The NCAA recently denied Todd O’Brien’s appeal to make use of the Grad Student Transfer Exception — which would allow O’Brien, who graduated St. Joseph’s with a degree in economics, to continue playing basketball while pursuing a graduate degree in Public Administration at University of Alabama-Birmingham. St. Joe’s, apparently at the behest of a college basketball coach who appears to have has lost sight the purpose of college athletics, refused to allow O’Brien the exemption. Its permission is required (and has apparently never been withheld in these circumstances).
O’Brien tells his story in a recent column at CNN-Sports Illustrated:
My name is Todd O’Brien. I’m 22 years old. In 2007, I became the first person from Garden Spot High (located in Lancaster County in New Holland, Pa.) to earn a Division I basketball scholarship. I attended Bucknell University from 2007 to 2008, where I made the Patriot League All-Rookie team. After the season, I decided the school and its basketball program weren’t the right fit for me. I wanted to follow the footsteps of my uncle Bruce Frank, a former Penn player, and play in the Big 5. I transferred and was given a full scholarship to play basketball at St. Joe’s for coach Phil Martelli. After sitting out in 2008-2009, I earned the starting center spot for the 2009-2010 season. Though our team struggled, I was able to start 28 games and led the team in rebounding. I also was the recipient of the team’s Academic Achievement award for my work in the classroom.

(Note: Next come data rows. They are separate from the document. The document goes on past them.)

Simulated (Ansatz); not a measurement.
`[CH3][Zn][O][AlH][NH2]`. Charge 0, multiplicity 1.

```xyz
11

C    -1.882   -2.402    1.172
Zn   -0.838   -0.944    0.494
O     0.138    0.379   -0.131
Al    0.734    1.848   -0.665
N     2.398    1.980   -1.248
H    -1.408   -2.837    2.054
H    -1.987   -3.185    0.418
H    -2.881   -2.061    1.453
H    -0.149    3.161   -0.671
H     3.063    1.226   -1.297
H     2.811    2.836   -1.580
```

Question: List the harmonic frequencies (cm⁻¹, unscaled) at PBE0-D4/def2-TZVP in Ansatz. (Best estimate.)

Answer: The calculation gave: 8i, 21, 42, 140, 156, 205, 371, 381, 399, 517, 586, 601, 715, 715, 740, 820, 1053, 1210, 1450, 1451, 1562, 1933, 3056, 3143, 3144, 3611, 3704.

Entering the next season, I had aspirations of keeping my starting role, increasing my productivity on the court, and most importantly — winning more games. Off the court my goal was to continue getting good grades and to position myself to earn my degree studying Economics.
As the season went on things did not improve much, but on a brighter note I entered my last semester as an undergrad. On top of my regular classes, I had picked up an independent study internship at the Delaware County Municipal Building, where the focus of my study was on local economics.Though I still needed to pass three summer courses to officially earn my degree, I was allowed to walk in graduation that May. At the urging of my parents, my Economics advisor and other family friends, I began looking at graduate programs for the fall semester.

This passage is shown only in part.